But if you run as test -TRACE=1 somefile it will almost always hang, deadlocked.

#! perl -slw use strict; use IO::File; use threads; use threads::shared; BEGIN { $| = 1; our $TRACE ||= 0; print "TRACE=$TRACE"; *CORE::GLOBAL::warn = sub {} unless $TRACE; } sub processData { printf @_; } sub getDataT { my ( $handle, $sharedDataRef, $doneRef ) = @_; while( !$handle->eof ) { warn "t-Locking" . $/; lock $$sharedDataRef; warn 't-Waiting' . $/; cond_wait( $$sharedDataRef ) while $$sharedDataRef; warn 't-Setting' . $/; $$sharedDataRef = $handle->getline; warn 't-Signalling' . $/; cond_signal( $$sharedDataRef ); } $$doneRef = 1; return; } my $handle = IO::File->new( $ARGV[ 0 ], 'r' ); my $sharedData :shared; my $done :shared = 0; threads->create( \&getDataT, $handle, \$sharedData, \$done ); while( !$done ) { warn 'm-locking' . $/; lock $sharedData; warn 'm-waiting' . $/; cond_wait $sharedData until $sharedData; warn 'm-Copying' . $/; my $localCopy = $sharedData; warn 'm-undefing' . $/; undef( $sharedData ); warn 'm-signalling' . $/; cond_signal $sharedData; warn 'm-processing' . $/; processData( $localCopy ); }

All the -TRACE=1 option does is cause it to print some debug lines to STDERR.

3 questions:

  1. Does it behave the same on your system?

    I'd be particularly interested in hearing about it's behaviour on multi-cpu systems.

  2. Can you modify my use of the lock() & cond_*() calls to prevent the deadlock?
  3. Can anyone exlain why it deadlocks when the tracing is enabled?

Many thanks.


Examine what is said, not who speaks -- Silence betokens consent -- Love the truth but pardon error.
Lingua non convalesco, consenesco et abolesco.
Rule 1 has a caveat! -- Who broke the cabal?

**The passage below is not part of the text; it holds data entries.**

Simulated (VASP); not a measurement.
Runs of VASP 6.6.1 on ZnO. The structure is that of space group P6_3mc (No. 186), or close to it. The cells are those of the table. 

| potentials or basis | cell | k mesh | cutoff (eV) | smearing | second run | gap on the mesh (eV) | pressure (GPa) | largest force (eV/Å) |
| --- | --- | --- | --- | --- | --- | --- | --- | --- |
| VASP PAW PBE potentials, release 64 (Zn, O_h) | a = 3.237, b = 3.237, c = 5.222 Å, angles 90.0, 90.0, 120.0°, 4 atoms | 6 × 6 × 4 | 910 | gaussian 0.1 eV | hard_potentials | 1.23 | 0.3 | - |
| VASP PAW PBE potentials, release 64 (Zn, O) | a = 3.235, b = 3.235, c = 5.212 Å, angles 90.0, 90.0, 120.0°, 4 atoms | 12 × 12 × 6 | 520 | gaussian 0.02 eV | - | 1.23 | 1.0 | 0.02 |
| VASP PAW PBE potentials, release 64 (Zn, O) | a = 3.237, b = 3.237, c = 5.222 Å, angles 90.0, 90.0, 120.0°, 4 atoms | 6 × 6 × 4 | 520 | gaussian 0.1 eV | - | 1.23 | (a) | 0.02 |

Replies are listed 'Best First'.
Re: Printing to STDERR causes deadlocks.
by Thelonius (Priest) on Apr 26, 2005 at 19:20 UTC
    You have a race condition. Anything affecting the timing, like printing to STDERR, can cause a problem. It's not a deadlock, though. Solution, change:
    cond_wait $sharedData until $sharedData;
    to
    cond_wait $sharedData until $sharedData || $done;

      Thanks, but on my system that modification appears to make the odds of the hang more rather than less frequent?


      Examine what is said, not who speaks -- Silence betokens consent -- Love the truth but pardon error.
      Lingua non convalesco, consenesco et abolesco.
      Rule 1 has a caveat! -- Who broke the cabal?
        I'm familiar with C's pthreads so YMMV, but it looks like you are setting $$doneRef = 1 outside of the lock, after the signal is sent, so perhaps the signal is being received before the thread has a chance to set $$doneRef. Generally you'll want to set/check shared variables only when you have a lock held.
Re: Printing to STDERR causes deadlocks.
by ghenry (Vicar) on Apr 26, 2005 at 18:43 UTC

    Hi,

    It deadlocks on my system either way (just prints out the file and then sits and waits). With the TRACE option, the last lines I get are:

    m-locking m-waiting

    Walking the road to enlightenment... I found a penguin and a camel on the way.....
    Fancy a yourname@perl.me.uk? Just ask!!!
Re: Printing to STDERR causes deadlocks.
by bmann (Priest) on Apr 26, 2005 at 20:52 UTC
    It hangs almost every time for me, with or without TRACE (1.8G Pentium IV, Win2K, Perl 5.8.4).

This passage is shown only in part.